Table of Contents
Fetching ...

BTMTrack: Robust RGB-T Tracking via Dual-template Bridging and Temporal-Modal Candidate Elimination

Zhongxuan Zhang, Bi Zeng, Xinyu Ni, Yimin Du

TL;DR

BTMTrack addresses robust RGB-T tracking under challenging conditions by integrating temporal dynamics and cross-modal fusion through a dual-template ViT backbone. The proposed Temporal-Modal Candidate Elimination (TMCE) prunes target-relevant tokens by jointly evaluating temporal and cross-modal cues, reducing background noise and computational cost. The Temporal Dual Template Bridging (TDTB) module further strengthens cross-modal interactions by bidirectionally fusing static and dynamic templates with search regions from RGB and TIR. Empirical results on LasHeR, RGBT210, and RGBT234 show state-of-the-art performance, with clear ablations demonstrating the contribution of TMCE and TDTB to both accuracy and efficiency.

Abstract

RGB-T tracking leverages the complementary strengths of RGB and thermal infrared (TIR) modalities to address challenging scenarios such as low illumination and adverse weather. However, existing methods often fail to effectively integrate temporal information and perform efficient cross-modal interactions, which constrain their adaptability to dynamic targets. In this paper, we propose BTMTrack, a novel framework for RGB-T tracking. The core of our approach lies in the dual-template backbone network and the Temporal-Modal Candidate Elimination (TMCE) strategy. The dual-template backbone effectively integrates temporal information, while the TMCE strategy focuses the model on target-relevant tokens by evaluating temporal and modal correlations, reducing computational overhead and avoiding irrelevant background noise. Building upon this foundation, we propose the Temporal Dual Template Bridging (TDTB) module, which facilitates precise cross-modal fusion through dynamically filtered tokens. This approach further strengthens the interaction between templates and the search region. Extensive experiments conducted on three benchmark datasets demonstrate the effectiveness of BTMTrack. Our method achieves state-of-the-art performance, with a 72.3% precision rate on the LasHeR test set and competitive results on RGBT210 and RGBT234 datasets.

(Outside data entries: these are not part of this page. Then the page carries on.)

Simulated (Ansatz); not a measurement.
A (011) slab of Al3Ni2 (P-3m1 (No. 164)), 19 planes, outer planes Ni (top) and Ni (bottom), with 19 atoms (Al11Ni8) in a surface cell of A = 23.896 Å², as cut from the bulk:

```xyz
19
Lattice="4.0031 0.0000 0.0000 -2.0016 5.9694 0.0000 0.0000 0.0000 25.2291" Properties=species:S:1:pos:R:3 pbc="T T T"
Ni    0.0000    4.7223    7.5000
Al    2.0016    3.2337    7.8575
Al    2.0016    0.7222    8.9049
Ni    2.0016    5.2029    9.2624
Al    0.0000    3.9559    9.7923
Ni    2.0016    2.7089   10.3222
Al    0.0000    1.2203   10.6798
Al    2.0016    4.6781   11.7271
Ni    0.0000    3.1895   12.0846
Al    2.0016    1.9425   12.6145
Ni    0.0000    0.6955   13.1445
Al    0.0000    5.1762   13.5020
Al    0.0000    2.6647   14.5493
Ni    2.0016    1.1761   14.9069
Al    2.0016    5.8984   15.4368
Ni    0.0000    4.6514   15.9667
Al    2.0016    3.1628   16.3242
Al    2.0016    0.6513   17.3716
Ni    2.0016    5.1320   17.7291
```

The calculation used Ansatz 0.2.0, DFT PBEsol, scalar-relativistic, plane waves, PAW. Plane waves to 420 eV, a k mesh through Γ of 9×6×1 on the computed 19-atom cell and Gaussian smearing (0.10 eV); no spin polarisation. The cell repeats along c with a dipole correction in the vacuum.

BTMTrack: Robust RGB-T Tracking via Dual-template Bridging and Temporal-Modal Candidate Elimination

TL;DR

BTMTrack addresses robust RGB-T tracking under challenging conditions by integrating temporal dynamics and cross-modal fusion through a dual-template ViT backbone. The proposed Temporal-Modal Candidate Elimination (TMCE) prunes target-relevant tokens by jointly evaluating temporal and cross-modal cues, reducing background noise and computational cost. The Temporal Dual Template Bridging (TDTB) module further strengthens cross-modal interactions by bidirectionally fusing static and dynamic templates with search regions from RGB and TIR. Empirical results on LasHeR, RGBT210, and RGBT234 show state-of-the-art performance, with clear ablations demonstrating the contribution of TMCE and TDTB to both accuracy and efficiency.

Abstract

RGB-T tracking leverages the complementary strengths of RGB and thermal infrared (TIR) modalities to address challenging scenarios such as low illumination and adverse weather. However, existing methods often fail to effectively integrate temporal information and perform efficient cross-modal interactions, which constrain their adaptability to dynamic targets. In this paper, we propose BTMTrack, a novel framework for RGB-T tracking. The core of our approach lies in the dual-template backbone network and the Temporal-Modal Candidate Elimination (TMCE) strategy. The dual-template backbone effectively integrates temporal information, while the TMCE strategy focuses the model on target-relevant tokens by evaluating temporal and modal correlations, reducing computational overhead and avoiding irrelevant background noise. Building upon this foundation, we propose the Temporal Dual Template Bridging (TDTB) module, which facilitates precise cross-modal fusion through dynamically filtered tokens. This approach further strengthens the interaction between templates and the search region. Extensive experiments conducted on three benchmark datasets demonstrate the effectiveness of BTMTrack. Our method achieves state-of-the-art performance, with a 72.3% precision rate on the LasHeR test set and competitive results on RGBT210 and RGBT234 datasets.
Paper Structure (15 sections, 18 equations, 4 figures, 5 tables)

This paper contains 15 sections, 18 equations, 4 figures, 5 tables.

Figures (4)

  • Figure 1: Comparison of our cross-modal fusion approach with previous methods. (a) VIPT, injects TIR modality information as prompt-based auxiliary input into the RGB modality network. (b) TBSI, uses template tokens as a bridge to mediate interactions between the search regions of the two modalities. (c) Our model, filters target-relevant search region tokens before performing dual-temporal template bridging. (d) Example of a Transformer block.
  • Figure 2: The overall framework of our method. It integrates static and dynamic templates with search regions from RGB and TIR patches. These patches are tokenized and processed by a ViT backbone for feature extraction. The proposed TMCE strategy filters tokens based on temporal and modal relevance to reduce background noise. The TDTB module enables interactions between dual-temporal templates and search regions of both modalities. Finally, fused RGB and TIR features are passed to the tracking head to predict the target's location.
  • Figure 3: The diagram demonstrates the process of dual-temporal template fusion and six MHCA operations within the TDTB module. For clearer presentation, we omit details such as LN, MLP, and the residual connections typically performed in each Transformer block.
  • Figure 4: Qualitative comparison of our method with other RGB-T trackers on four representative sequences from the LasHeR dataset.